You can make no assumptions about distribution within the specified range. 50 Ω ±1% means exactly that. Since 1% of 50 Ω is 500 mΩ, the manufacturer is saying that any one resistor you get will be from 49.5 Ω to 50.5 Ω. You can't read into it or assume more than that.
Added:
Some people have pointed out that they have gotten tightly clumped values from a batch. I have seen that too. However, that changes nothing.
Depending on the type of part and the manufacturing, testing, and binning processes, you might get a tight distribution within a batch. But the most important word is "might". There is no guarantee, and just because one batch was tight you can't make assumptions about the next batch.
Consider a few different manufacturing scenarios:
- The production process has good tolerance, so parts are made to specific values. Each part is tested, and the rare outlyer is discarded. In this case you probably do get something like a normal distribution. The center might not be in the center of the range though, depending on the temperature, phase of moon, and species of dead fish waved over the equipment during the run.
- The manufacturer sells different tolerance grades, with the high tolerance having a higher price. Let's say the equipment can make 1% resistors reliably enough, but not as tight as .1% reliably. In this case the manufacturer measures each unit and the ones within .1% are labeled and sold as such and the rest are labeled and sold as 1%.

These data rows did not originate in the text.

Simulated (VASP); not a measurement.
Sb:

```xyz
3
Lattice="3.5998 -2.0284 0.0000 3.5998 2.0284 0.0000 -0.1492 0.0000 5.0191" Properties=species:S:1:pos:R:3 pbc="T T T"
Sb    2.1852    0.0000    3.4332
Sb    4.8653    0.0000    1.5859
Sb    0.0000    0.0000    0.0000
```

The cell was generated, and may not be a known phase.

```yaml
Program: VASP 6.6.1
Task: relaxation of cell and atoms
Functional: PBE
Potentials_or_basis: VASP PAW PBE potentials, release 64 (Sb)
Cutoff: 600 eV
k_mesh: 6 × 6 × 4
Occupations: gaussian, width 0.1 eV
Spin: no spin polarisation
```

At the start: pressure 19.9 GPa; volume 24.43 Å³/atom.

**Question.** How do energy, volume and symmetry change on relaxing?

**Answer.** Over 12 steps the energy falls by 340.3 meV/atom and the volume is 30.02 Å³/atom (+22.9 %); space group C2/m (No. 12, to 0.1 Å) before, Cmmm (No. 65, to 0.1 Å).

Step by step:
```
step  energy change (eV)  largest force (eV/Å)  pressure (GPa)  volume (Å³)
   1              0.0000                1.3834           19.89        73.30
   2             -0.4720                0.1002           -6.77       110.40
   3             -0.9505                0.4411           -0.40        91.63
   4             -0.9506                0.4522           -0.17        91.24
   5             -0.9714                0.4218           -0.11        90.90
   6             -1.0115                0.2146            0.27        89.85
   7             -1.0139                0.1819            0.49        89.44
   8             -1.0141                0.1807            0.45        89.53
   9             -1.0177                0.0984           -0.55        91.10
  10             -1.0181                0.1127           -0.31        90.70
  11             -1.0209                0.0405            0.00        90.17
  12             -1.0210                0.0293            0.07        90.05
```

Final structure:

In this scenario, the .1% parts probably have a fairly even distribution accross their range. The 1% parts have more of a normal distribution, except that there is a gap within .1% of the ideal value.
- The production process has wide variation. Each part is tested and sold as the value it happens to fall within. In this case you'd get a fairly even distribution within each tolerance band, but it may take a large number of parts to see that distribution.
When you don't know anything about the manufacturing process, there is nothing you can assume other than each part will be somewhere within the specified range. You have to consider the value of each part as a separate uncorrellated random event. Sometimes there might in fact be some correlation between sequential parts, but since you don't know when that is, you're still back to having to assume there isn't. Even if you measure one batch and find a correlation, the next batch is a separate random event for which the data from the previous batch is unrelated. Again you can't assume anything.
In summary, if you need to know more than the accuracy specified by the manufacturer, you have to measure each part individually.
Each time you flip a coin the result is random and uncorrelated to other times, but you can still get 3 heads in a row often enough to look like a pattern if you don't think about it carefully.